Hi - my name is Marty and I am the proud single mother of a gorgeous little girl named Ellie who is almost 13 months old. She is the best thing that ever happened to me, hands down. And she is worth any cost or sacrifice.
Right now, I am thinking my body falls into that category. When I got pregnant, I was a size 6. I gained only 30 lbs during my pregnancy (within the normal range), and I started to lose weight after she was born (she was preemie so I was living in the NICU essentially during that time). I wasn’t able to breastfeed because she came too early and my milk supply was not sufficient. Suddenly things seemed to go in reverse and I just keep gaining weight. Not a little here and there – recently I gained 15 lbs in only 3 weeks! I eat very healthy (low fat), I see a personal trainer 2 times per week, and I try to walk every time I get a chance. I can’t figure out what is going on! I went to an endocrinologist to see if there was a problem with my thyroid, and there isn’t. The only thing I can think is that my post-pregnancy hormones are out of control.

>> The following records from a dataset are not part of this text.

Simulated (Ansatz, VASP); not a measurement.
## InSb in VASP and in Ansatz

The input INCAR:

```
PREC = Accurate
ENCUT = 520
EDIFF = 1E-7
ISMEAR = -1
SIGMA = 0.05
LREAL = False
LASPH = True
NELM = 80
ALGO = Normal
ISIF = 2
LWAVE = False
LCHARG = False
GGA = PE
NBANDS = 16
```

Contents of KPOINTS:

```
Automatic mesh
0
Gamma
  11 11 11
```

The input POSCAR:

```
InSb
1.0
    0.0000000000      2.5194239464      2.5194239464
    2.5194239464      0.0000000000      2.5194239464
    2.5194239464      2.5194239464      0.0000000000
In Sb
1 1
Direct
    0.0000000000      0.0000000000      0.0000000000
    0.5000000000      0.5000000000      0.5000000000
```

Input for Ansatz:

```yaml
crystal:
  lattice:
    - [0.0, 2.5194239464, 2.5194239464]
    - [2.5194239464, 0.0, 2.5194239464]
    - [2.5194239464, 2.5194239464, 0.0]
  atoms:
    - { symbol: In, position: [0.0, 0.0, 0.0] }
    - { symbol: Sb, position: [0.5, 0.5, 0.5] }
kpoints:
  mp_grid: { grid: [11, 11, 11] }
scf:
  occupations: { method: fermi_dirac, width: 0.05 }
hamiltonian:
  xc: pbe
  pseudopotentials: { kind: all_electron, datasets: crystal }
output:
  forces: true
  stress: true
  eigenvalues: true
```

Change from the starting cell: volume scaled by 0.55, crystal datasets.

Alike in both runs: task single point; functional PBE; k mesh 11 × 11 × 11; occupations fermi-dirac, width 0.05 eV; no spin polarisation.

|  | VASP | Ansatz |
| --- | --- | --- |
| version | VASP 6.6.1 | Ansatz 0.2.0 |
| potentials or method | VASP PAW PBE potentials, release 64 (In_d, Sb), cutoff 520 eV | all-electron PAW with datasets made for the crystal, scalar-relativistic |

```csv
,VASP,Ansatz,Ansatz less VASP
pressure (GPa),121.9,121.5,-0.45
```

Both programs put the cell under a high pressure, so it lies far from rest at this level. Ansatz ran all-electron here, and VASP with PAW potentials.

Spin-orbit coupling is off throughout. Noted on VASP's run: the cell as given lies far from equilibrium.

I kept wearing my pregnancy clothes but I got too big even for those! My mother got me some stretchy pants and lots of big sweaters/wraps to wear with them so I practically lived in those “Transition Clothes” (as we called them for the first several months) until I realized I had to get some new clothes because people at work saw me in the same thing every other day! So I went to try on clothes with my mom the other week and I started bawling in the dressing room of Macy’s because I couldn’t fit into a size 18! Finally I suggested we go to Lane Bryant (a store I never thought I’d visit), and they were great! That was a bright note because the woman who helped me was super nice and she found a lot of great fitting clothes for me. I finally have clothes that fit me.
I don’t know what else to do except keep trying and maybe get back to running (I used to run a 5k a few times a week; now it’s like trying to run with an 80 lb body suit on!). I know that there is more I can and should be doing but I also have full responsibility to care for my daughter. Her father is not involved at all so there is no opportunity for me to jump on the treadmill while someone else watches her and I have working single mom guilt in that I don’t want to dump her off at the gym daycare after she has been at regular day care for 10 hours every day. I am hoping now that the weather is getting a little cooler that I can put her in the stroller and take her with me on walks/runs.
I miss being “checked out” and flirted with when I am out and about. And I miss people holding doors for me and smiling genuinely at me. And I really, really miss my size 6 comfy jeans. I want to be happy no matter what size I am but I don’t feel good about myself. I avoid seeing people (visiting friends, relatives, etc.) and when I do see them, I dread it and worry what they are thinking seeing me 80 lbs heavier than I used to be. Several of my friends have had babies before and after mine and they are all back to their pre=pregnancy weights. I feel like such a failure. And I even worry about what people who didn’t know me before think. My daughter is an absolutely stunningly beautiful baby (people constantly stop me and I have been told many times that she reminds them of the Gerber baby) and I wonder if they think to themselves, “Wow – wonder how she got to be so cute with a mom like that. Must be the dad’s side.” That may sound a little paranoid but no one ever tells me that she looks like me (and she looks much more like me than she does her father).
Anyway, sorry to ramble. I love, love, love my daughter and she is worth any price but I have to admit selfishly that I miss being beautiful. I am hoping to hear some of your stories and get some inspiration. And I have “stolen” the ticker below to keep myself motivated and accountable. I really want to be healthy and I want to run and play with my little girl once she gets to that stage without gasping for air and/or soaked with sweat. Thanks for listening/reading.